“Evacuations have been ordered with a dam on Hawaii’s Oahu island at risk of imminent failure as the second significant storm in a week pounds the state,” reports Yahoo News:
Catastrophic flash flooding from the storm has already destroyed homes, forced rescues and cut off towns in northern Oahu.
The Wahiawa Dam “may collapse or breach at any time,” according to an alert from the Oahu Department of Emergency Management. Residents in the towns of Waialua and Haleiwa have been told to leave immediately due to “potential life-threatening flooding” and a flash flood warning has been issued for the area until 1:15 p.m HST.
“Do not stop to pack or prepare your home. Only take items ready to go,” the alert said.
The North Shore has been under flash flood warnings since early Friday as heavy rain lashes the island.
Earlier this year, Hurricane Melissa caused over 127 deaths in the Caribbean. The death toll from weather-related disasters is higher so far in 2026 than it was in 2025, but it is still well below the death toll from weather-related disasters in the 20th century, and well below the death toll in 2008-2010.

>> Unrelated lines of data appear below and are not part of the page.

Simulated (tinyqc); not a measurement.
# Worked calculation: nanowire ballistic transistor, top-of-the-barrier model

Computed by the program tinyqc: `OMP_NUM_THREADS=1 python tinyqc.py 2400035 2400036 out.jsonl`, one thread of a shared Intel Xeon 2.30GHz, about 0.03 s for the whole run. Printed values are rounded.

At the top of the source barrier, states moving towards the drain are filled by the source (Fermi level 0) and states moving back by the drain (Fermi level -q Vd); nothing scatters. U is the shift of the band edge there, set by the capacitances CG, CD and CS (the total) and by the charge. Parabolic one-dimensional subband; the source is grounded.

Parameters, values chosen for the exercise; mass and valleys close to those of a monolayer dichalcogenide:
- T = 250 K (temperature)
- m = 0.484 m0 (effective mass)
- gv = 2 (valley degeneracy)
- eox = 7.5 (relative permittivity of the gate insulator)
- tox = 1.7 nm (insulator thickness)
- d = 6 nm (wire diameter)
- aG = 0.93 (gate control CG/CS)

2025 saw “the lowest number of climate-related deaths since 2000,” reported The Doomslayer. And a “recent study analyzed 22 years of heat mortality in Europe and found that adaptation is outpacing climate change, with Europeans gaining ‘the capacity to tolerate an additional 1 °C rise every 17.9 years.’”
There were 143,181 documented deaths from the weather and climate-related disasters in the first six months of 2008, and 82,103 deaths in the first six months of 2010, but only about 2,000 deaths in the first six months of 2025, according to the International Disaster Database.
On the other hand, the number of deaths grew a lot in early July 2025, during a European heat wave. In the heat wave, there were 317 heat-related deaths in Milan, 286 in Barcelona, 235 in Paris, 171 in London, 164 in Rome, 108 in Madrid, 96 in Athens, and 71 in Lisbon, according to the Guardian.
Air conditioning could have prevented most of those heat-related deaths in Europe.
“Heat waves kill more people in Europe than the number of Americans killed by guns,” notes historian Paul Matzko of the Institute for Humane Studies. Most homes do not have air conditioning in countries like Germany, the United Kingdom, and France, although air conditioning is found in a growing percentage of European hotels and shops. “I will never understand the European preference for dying in heat waves rather than installing air conditioning,” Matzko says.